The New 16-Cog, 512KB, 64 analog I/O Propeller Chip

Brian Fairchild · 2014-04-17 04:32

Heater. wrote: »

I.e. the complexity grows faster than you think as all the interactions between the two have to be taken into account.

I think it does and I think it's a fundamental Law of most 'systems'.

Brooks, in the Mythical Man Month, talks about this as a reason that adding people onto a late running project often makes it run even later. With 1 team member there are no lines of communication; with 2 there is 1 line, with 3 there are 3 lines, with 4 there are 6 and so on.

Heater. · 2014-04-17 04:41

Brian,

Brooks,....oh yes we should never forget Brooks.

Is that where everything went wrong with the previous PII development?

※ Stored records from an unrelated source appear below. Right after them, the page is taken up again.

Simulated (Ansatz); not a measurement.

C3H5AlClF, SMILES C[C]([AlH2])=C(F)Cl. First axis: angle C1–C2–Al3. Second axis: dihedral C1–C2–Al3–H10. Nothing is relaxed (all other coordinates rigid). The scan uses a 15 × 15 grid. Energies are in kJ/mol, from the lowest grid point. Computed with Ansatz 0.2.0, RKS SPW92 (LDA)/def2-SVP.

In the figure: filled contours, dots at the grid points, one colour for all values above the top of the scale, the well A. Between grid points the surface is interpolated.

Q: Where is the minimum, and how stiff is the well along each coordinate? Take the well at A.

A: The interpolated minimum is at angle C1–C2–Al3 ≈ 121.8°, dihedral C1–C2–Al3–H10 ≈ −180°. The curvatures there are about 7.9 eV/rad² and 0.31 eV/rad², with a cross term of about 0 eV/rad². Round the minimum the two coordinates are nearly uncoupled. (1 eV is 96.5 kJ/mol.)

There were 2 guys on the project up until the first failed shuttle run. Then the entire forum was added !

This can be seen in the length of the PII threads as everybody has to explain their ideas to everyone else in a square law fashion.

I'm amazed Chip keeps his cool faced with that kind of onslaught.

evanh · 2014-04-17 04:54

Heater. wrote: »

Is there some non linear scaling of complexity, size, power consumption vs features going on here?

Don't ask me for any numbers. jmg maybe?

The simplest argument there is if a piece of specialised hardware is used then it's always the most efficient solution for that job. If it's not used, however, then, at the very least, it's excess silicon that could have been something else or a cost saving. This, of course, is a generalised point and can't be taken as a definitive argument. Otherwise ... I've got 8 cores but I only needed 7! What a waste.

More specific arguments like power consumption would be case dependent.

So, it's up to Chip.

Is the why the previous design exploded? Are we just expecting the impossible given the technology constraints?

I don't think it exploded as much as many think. The Prop2 footprint was already large before hubexec was added. Of course, hubexec was also pushed hard to achieve full 200 MIPS - later downgraded to 160 MIPS in the process - and that did cost a lot of resources. Part of that extra cost was equally supporting all four threads in the caching and muxes.

There is no benefit in having the fine granularity at hubexec level.

RossH · 2014-04-17 06:28

Heater. wrote: »

No they are not!

Yes they are. A coroutine can always be implemented as a subroutine with a state variable and a bunch of goto statements. Coroutines are just a syntactic convenience that hides this fact.

The FullDuplexSerial code works well not because it uses coroutines, but because it requires only the very trivial type of multitasking supported by the JMPRET instruction. The transmit and receive functions actually have nothing at all in common, and could have easily been implemented in two separate cogs with no interaction. They are not really coroutines at all.

Ross.

Heater. · 2014-04-17 06:59

No they are not !

You are flying against decades of terminology used in computer science and software engineering. For example Donald Knuth says: "Subroutines are special cases of coroutines.".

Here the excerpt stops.